A Sudanese military drone attack in the Khartoum area killed 15 civilians, pro-democracy lawyers said on Monday, 20 months into a war which has left the country in a crisis whose gravity the world does not understand, according to a UN official.

“The deadly attack resulted in the death of 15 people with six others injured and two individuals still missing,” said the Emergency Lawyers, who have been documenting human rights abuses throughout the war between the army and paramilitary Rapid Support Forces (RSF).

Most of Omdurman — the capital’s twin city across the Nile River — is under army control but the drone attack — which occurred on Saturday — took place in western Omdurman which is under RSF control.

The truck, carrying milk barrels from surrounding villages to an area near a camel market in Omdurman, reportedly broke down on the road before being targeted by the military drone, the lawyers said.

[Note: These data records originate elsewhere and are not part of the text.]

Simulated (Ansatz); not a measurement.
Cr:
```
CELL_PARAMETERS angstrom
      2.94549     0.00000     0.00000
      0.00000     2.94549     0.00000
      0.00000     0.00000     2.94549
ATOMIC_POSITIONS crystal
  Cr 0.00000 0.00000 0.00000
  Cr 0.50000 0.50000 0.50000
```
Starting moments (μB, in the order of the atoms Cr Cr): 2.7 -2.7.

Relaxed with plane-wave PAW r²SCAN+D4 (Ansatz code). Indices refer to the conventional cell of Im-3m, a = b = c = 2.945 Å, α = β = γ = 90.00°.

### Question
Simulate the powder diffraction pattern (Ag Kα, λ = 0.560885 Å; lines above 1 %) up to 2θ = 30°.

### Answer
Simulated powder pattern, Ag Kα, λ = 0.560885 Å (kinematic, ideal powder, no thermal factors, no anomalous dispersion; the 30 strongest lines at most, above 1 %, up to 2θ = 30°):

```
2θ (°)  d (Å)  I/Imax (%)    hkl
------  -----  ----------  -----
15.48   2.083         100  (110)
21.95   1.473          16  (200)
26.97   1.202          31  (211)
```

They added that according to initial evidence the victims were all herders and workers involved in milk transportation.

Tens of thousands of people have been killed in the war which has displaced millions and left the northeast African country on the brink of famine, according to aid agencies.

Both the army and the RSF have been accused of targeting civilians and indiscriminately shelling residential areas.

The RSF holds Khartoum North (Bahri) just across the Nile River and also part of the greater Khartoum area.

Residents have continuously reported shelling across both sides of the river, with bombs and shrapnel regularly striking homes and civilians.

– ‘Make it stop’ –

Last Tuesday, Omdurman saw some of its heaviest fighting in months.

Eyewitnesses said artillery was striking Omdurman from multiple fronts.

Paramilitary shelling hit a passenger bus and other areas, killing at least 65 people and wounding hundreds on that day, according to the state’s army-aligned governor.

A single shell that hit a bus “killed everyone on board and turned 22 people into body parts,” Khartoum’s governor Ahmed Othman Hamza said in a statement, describing the attack as a “massacre” by the “terrorist militia”, a reference to RSF.

READ ALSO:Airstrike on market kills 100 as fighting rages across Sudan

An eyewitness at that time also reported shelling from the Wadi Seidna army base, in northern Omdurman, towards RSF positions in western Omdurman and across the river in Bahri.

Another centre of fighting has been in Sudan’s far-west, where local activists on Sunday reported an RSF drone attack killed at least 38 people in El-Fasher, the North Darfur state capital.

A high-level United Nations official on Monday, speaking from Geneva, said diplomatic efforts to address the conflict “are not commensurate with the needs”, given the scale of the humanitarian crisis.

“I don’t think the world realises the gravity of the Sudanese crisis,” said Mamadou Dian Balde, who is coordinating the United Nations refugee agency’s response to the Sudan crisis.

He called for the UN Security Council and states with influence on the parties to the conflict to “make it stop”.